I know there are different ways to approach the JNF, one popular of them being expanding the Eigenspace by taking a potence of $\ker (f-\lambda id)$ where $f$ is an Endomorphism and $\lambda$ an Eigenvalue of the respective Eigenspace, where I will just care about one (the one of $\lambda$ in the following).
After expanding to the generalized eigenspace and showing the cyclic decomposition of the vector space one considers the nilpotent endomorphism $(f-\lambda id)$ and finds a decomposition again.
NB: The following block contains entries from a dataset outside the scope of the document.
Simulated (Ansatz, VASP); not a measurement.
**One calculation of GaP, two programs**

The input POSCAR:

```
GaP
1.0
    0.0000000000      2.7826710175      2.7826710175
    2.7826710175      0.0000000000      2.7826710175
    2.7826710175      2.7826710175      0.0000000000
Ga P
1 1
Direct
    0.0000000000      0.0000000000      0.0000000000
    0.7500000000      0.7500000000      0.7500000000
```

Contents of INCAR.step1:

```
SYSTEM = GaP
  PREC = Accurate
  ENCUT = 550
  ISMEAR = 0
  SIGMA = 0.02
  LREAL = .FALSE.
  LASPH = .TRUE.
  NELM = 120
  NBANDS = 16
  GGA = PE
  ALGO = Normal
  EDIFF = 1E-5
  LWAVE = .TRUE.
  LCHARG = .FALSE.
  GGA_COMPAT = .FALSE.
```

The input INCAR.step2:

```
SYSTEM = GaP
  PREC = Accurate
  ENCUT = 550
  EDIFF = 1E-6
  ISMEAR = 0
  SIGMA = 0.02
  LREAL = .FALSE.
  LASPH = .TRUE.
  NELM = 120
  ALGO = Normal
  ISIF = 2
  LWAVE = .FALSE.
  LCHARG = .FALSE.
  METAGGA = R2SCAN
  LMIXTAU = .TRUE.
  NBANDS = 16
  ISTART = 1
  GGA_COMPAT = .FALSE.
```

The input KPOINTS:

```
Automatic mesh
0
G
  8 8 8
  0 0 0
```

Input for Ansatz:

I know that $f\ker(f-\lambda id)^k=\lambda\ker(f-\lambda id)^k$.
But if we build the JNF matrix, we have something like this
$f\ker(f-\lambda id)^k=\ker(f-\lambda id)^{k+1}+\lambda\ker(f-\lambda id)^k$.
otherwise the JNF wouldn't have the form it does. My problem is, although I get the decompositions, I don' t understand how the basis is obtained, or why the construction of the matrix has too look like above.
Suppose there's only one eigenvalue, $\lambda$. Let $r$ be the index of nilpotency of $A-\lambda I$ and consider the sequence: $$\ker(A-\lambda I)\varsubsetneq\bigl(\ker(A-\lambda I)\bigr)^2\varsubsetneq\dots\varsubsetneq\bigl(\ker(A-\lambda I)\bigr)^r=\bigl(\ker(A-\lambda I)\bigr)^{r+1}=\dotsm $$ The strategy is the following: find the maximal number of linearly independent vectors in $\;\bigl(\ker(A-\lambda I)\bigr)^r\smallsetminus \bigl(\ker(A-\lambda I)\bigr)^{r-1}$ (i.e. if you've heard of quotient vector spaces lift a basis of the quotient space $\;\bigl(\ker(A-\lambda I)\bigr)^r/\bigl(\ker(A-\lambda I)\bigr)^{r-1}$).
$A-\lambda I$ maps this basis to a system of linearly independent vectors in $\;\bigl(\ker(A-\lambda I)\bigr)^{r-1}\smallsetminus \bigl(\ker(A-\lambda I)\bigr)^{r-2}$. Complete to a maximal system of linearly independent vectors in $\;\bigl(\ker(A-\lambda I)\bigr)^{r-1}\smallsetminus \bigl(\ker(A-\lambda I)\bigr)^{r-2}$, and map it by $A-\lambda I$ to a set of linearly independent vectors in $\bigl(\ker(A-\lambda I)\bigr)^{r-2}$.
ascading this way, you end up in a set of linearly independent vectors in the eigenspace $\ker(A-\lambda I)$, which you complete in a basis of the eigenspace. This basis is by construction a Jordan basis
Note:
Setting $d_k=\dim\bigl(\ker(A-\lambda I)\bigr)^k$ and $d_0=0$, the sequence $(d_k-d_{k-1})$ is decreasing and its value is the number of Jordan blocks of size $\ge k$. In particular $d_1$ (the dimension of the eigenspace) is the total number of Jordan blocks.